The Art of Democracy

Art is a reflection of particular moment in time, seized by the artist/artists, and immortalized by the viewer. Maybe as humans the inevitability that time will pass no matter what, deem us powerless, which through creation of art, we hope to be able to some how reclaim.

Early morning, on 27th September 2013, one day before the scheduled second round of the presidential election, which the supreme court was intending to postpone indefinitely, putting the country precariously off course constitutionally,making way for major civil unrest, I saw something which, momentarily at least, gave me a sense of pleasure, in other wise disheartening day. A group of young people (no more than 3 or 4), were taking different rocks/ corals from the nearby shore, and rearranging, and placing them against each other, and on top of one another to create new forms/shapes, along the protective shore wall at Raalhugandu, Lonuziyaaraikolhu.


around 7 am Friday 27th September 2013

What was so awe-inspiring was the variety and number of different forms on display, placed one after the other, taking over more than 100+ meters of the entire wall. Each individual piece was shaped by the playful way rock complemented and had to balance on one another. No other tool or material was used to create the forms, other than intuition and trust of the makers giving freedom to the weight and shape of the material (rock) being used.

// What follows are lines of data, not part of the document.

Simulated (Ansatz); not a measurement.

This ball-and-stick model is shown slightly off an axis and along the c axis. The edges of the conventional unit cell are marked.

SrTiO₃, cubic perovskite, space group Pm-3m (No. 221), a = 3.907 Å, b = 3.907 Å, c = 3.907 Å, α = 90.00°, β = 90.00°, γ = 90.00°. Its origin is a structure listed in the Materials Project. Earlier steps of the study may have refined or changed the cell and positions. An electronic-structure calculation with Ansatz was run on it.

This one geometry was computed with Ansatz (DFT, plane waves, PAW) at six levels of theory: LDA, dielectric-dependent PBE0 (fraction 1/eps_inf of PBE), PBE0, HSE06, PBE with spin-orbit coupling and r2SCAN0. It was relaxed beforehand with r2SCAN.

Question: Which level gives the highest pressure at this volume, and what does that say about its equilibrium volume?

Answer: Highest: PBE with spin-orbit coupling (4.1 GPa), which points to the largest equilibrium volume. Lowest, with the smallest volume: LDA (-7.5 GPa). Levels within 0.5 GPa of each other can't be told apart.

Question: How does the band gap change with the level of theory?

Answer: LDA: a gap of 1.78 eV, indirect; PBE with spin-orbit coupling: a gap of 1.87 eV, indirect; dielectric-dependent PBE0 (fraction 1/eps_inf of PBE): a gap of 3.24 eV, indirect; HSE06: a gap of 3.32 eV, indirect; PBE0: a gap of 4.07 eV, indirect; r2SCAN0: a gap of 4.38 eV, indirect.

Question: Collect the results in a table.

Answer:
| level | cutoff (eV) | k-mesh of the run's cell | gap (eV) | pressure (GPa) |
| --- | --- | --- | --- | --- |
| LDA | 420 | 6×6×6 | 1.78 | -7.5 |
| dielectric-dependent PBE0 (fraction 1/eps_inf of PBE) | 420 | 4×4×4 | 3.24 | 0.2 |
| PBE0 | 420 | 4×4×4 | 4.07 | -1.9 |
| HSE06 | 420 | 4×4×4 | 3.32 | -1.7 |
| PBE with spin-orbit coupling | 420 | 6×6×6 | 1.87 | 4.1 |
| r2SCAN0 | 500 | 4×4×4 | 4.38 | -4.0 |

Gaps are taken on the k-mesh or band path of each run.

around 9:30 am Friday 27th September 2013


Individual piece, around 7 am, 27th September 2013

Labeling these individual forms, as “Artworks”, would have sufficed, but doesn’t give the incident and the situation these forms were being displayed/exhibited,  justice it seemed to truly deserve. For me, the overall incident, the situation, within which these forms came to be formed, displayed and viewed, totally redefining what we have been used to believe as “Art”. Art truly became democratic, and public, making it more engaging and interactive, blurring the conventional line between the maker (Artist) and the viewer (Interpreter), the definition of private (Closed Gallery) and the public space (Open Environment), as well as question the sanctimonious nature through which Artists and Art is valued in any society.  The refreshing aspect of the whole situation was, the incident or the forms, didn’t seem to be presumptuous or had any need to define or be accountable to what it was, because, there was no clear indication of who had done it, or reasoning behind why it was done, making it all the more engaging and significant. The forms were documented extensively by the public, and posted on social media, like Facebook, Twitter, and Instagram. Most notably the individual forms evolved throughout the day and the next, continuously being reshaped and reconfigured by the people who crossed its path.


Individual piece, around 5pm, 27th September 2013.

When democracy seemed to be unraveling, taking us backward to a more dictatorial, and authoritarian state we knew to be long past gone, this particular incident or work, was able to immortalize a moment, that truly showcased human ability to engage with one another and bring people closer, hence, at least giving us some hope that time can only make way for progress.